Sunday, October 3, 2010

Key Issue #4

Thomas Malthus was one of the first to see the drastic increase of the human population and worry about how it may affect future generations. He argued that the human population would get so big that there would not enough food to feed the population. However, he never thought about the technology that would be produced between his time and now. In today's world we have harvesters, planes, and an industrialized society that helps produce enough food and supplies to support the human population. Many others have had their own ideas about this subject. Julian Simon argued that our resources will grow with time, which was proven correct. He also believed that the human mind was the ultimate resource. Esther Bosenup believed that population growth spurs technological innovation. Karl Marx believed that moral restrain was not the only acceptable preventive check. With the rapid increase of the human population over the past century, more and more countries are trying to find ways to decrease their population. Countries such as China only let parents have a child if they have a permit, however; couples that want to have a second child must pay a family-planning fee. Countries are also trying to get more and more women in schools so that they will learn employment skills and gain more economic control over their lives. These countries are slowly having more death rates than birth rates. Because of these country's populations declining, scientists think that a new stage should be made called stage five. This is when after the crude birth rate is equal to the crude death rate, the crude birth rate starts to decline more while the crude death rate stays the same. This causes the country's overall population to decrease and the world's population to decrease.

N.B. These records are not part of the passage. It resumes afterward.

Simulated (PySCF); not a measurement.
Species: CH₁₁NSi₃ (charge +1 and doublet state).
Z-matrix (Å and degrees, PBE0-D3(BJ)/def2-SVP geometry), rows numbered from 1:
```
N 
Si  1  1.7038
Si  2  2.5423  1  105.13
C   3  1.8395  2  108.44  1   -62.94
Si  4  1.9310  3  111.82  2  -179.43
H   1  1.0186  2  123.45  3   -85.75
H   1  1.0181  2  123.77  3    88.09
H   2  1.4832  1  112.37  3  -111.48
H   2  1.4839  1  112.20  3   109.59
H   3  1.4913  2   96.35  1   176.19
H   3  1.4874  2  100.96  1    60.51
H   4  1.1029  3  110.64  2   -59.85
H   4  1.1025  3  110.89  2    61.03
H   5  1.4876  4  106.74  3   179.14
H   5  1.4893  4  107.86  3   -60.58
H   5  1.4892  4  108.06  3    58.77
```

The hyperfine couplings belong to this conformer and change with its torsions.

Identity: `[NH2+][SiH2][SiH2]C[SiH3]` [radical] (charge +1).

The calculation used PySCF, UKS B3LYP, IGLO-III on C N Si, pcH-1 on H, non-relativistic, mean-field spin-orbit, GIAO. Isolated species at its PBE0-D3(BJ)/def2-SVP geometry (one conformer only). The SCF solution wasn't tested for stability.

Has China's one-child policy worked?

In the first of a series of pieces on China's one-child policy, the BBC's Michael Bristow looks at whether the country's controversial regulations are working.

Chinese child
Some parents in China are happy with one child
China's family planning policy has prevented 400 million births, officials say.
Since the regulations were introduced in 1978, China has kept its population in check using persuasion, coercion and encouragement.
And it looks likely that, nearly 30 years after the policy was first introduced, it will not be relaxed to allow couples to have more children.
Many Chinese and foreign academics believe this is a mistake and will result in a number of serious demographic problems in the future.
At a press conference earlier this year, Chinese officials were keen to declare the controversial policy a success.
"Because China has worked hard over the last 30 years, we have 400 million fewer people," said Zhang Weiqing, minister in charge of the National Population and Family Planning Commission.
"Compared with the world's other developing countries with large populations, we have realised this transformation half a century ahead of time."
A team of independent Chinese and foreign academics, who this year completed what they say is the first systematic examination of the policy, agree that China has managed to limit its population growth.
But team leader Wang Feng, of the University of California, Irvine, says this reduction is mainly due to a fall in the fertility rate in the 1970s, rather than any more recent initiatives.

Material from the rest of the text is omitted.